Samples contains information for each of its channels that indicates to which output buffer(s) (or output channels) the sound data is meant to be copied. Each output channel also has an output volume level of its own.

When data is copied to the buffers, the samples volume, output channel connection weights and the output levels of the output channels all together define the scaling factor used when copying the data from the sample's buffer to the output buffer. Thus when new data is copied to the buffers, the operation goes roughly like this: 

   scale = sample_volume * output_conn_weight * output_level;

   buffer += scale * sample_data;
where buffer is the output buffer, sample_data is audio data form sound sample and scale is the scaling factor. Optionally, there may be also a scaling factor for the audio device. For example, when originally 16-bit sound samples are outputted through the 24-bit outputs available on SGI machines, the output data has to be scaled to the 24-bit range. The data in the output buffers is stored as floating point numbers as well as all scaling factors.

3 · Audio driver

The audio driver is dependent of the actual audio hardware and driver software used. In theory this is the only part that needs to be replaced when moving the player to a different audio environment (hardware and software).

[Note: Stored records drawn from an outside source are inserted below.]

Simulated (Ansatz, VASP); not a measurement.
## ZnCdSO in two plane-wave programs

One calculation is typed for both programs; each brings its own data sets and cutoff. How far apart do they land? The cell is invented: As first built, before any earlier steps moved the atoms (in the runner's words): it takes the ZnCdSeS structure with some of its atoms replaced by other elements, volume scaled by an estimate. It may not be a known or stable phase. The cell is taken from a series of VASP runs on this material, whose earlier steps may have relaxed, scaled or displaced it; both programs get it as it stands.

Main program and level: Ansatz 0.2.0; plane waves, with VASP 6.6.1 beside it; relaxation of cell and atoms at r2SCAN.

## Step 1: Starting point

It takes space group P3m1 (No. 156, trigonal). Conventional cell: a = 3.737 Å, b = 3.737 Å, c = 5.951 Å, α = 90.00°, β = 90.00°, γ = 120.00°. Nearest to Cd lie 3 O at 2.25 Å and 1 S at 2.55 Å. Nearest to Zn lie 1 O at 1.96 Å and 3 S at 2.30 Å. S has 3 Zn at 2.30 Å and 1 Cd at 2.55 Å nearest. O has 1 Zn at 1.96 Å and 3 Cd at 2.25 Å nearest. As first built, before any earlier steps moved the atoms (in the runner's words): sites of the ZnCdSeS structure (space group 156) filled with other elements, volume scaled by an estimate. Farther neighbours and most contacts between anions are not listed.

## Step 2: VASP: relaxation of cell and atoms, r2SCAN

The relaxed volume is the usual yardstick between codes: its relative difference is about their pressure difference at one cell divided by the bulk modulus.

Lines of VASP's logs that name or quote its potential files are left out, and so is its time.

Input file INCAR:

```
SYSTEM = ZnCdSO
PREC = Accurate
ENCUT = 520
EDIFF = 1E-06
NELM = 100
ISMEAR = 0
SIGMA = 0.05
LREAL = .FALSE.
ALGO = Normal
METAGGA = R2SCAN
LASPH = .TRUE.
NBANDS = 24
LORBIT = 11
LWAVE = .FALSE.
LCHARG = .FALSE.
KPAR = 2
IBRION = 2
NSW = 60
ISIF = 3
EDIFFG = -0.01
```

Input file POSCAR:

When the audio device is ready to accept more input it requests the sound mixing to prepare new data which is then stored to the output buffers. When new data is ready, it has to be converted to the format accepted by the audio hardware (the data in the output buffers is stored as floats). Currenly this is done simply by converting the floating point number straight to an 16-bit integer (there will be distortions if overflows occur, they are not addressed at all at this point).

One or two output channels are supported for Linux with the MSND sound driver. There is also a working version for IRIX (a quick-one hour port). IRIX version supports, in addition to the features found in the MSND version, 4-channel output and digital 24-bit output.

More information: Sound Player for Linux/MSND and Silicon Graphics

4 · Interface

Commands for the player are issued through the interface module. The module uses a simple text based protocol for communication. A simpler way to use the player is to use the sound player module for python. It provides an easy access to the players functions via a set of classes and methods and hides the unrelying protocol from the user.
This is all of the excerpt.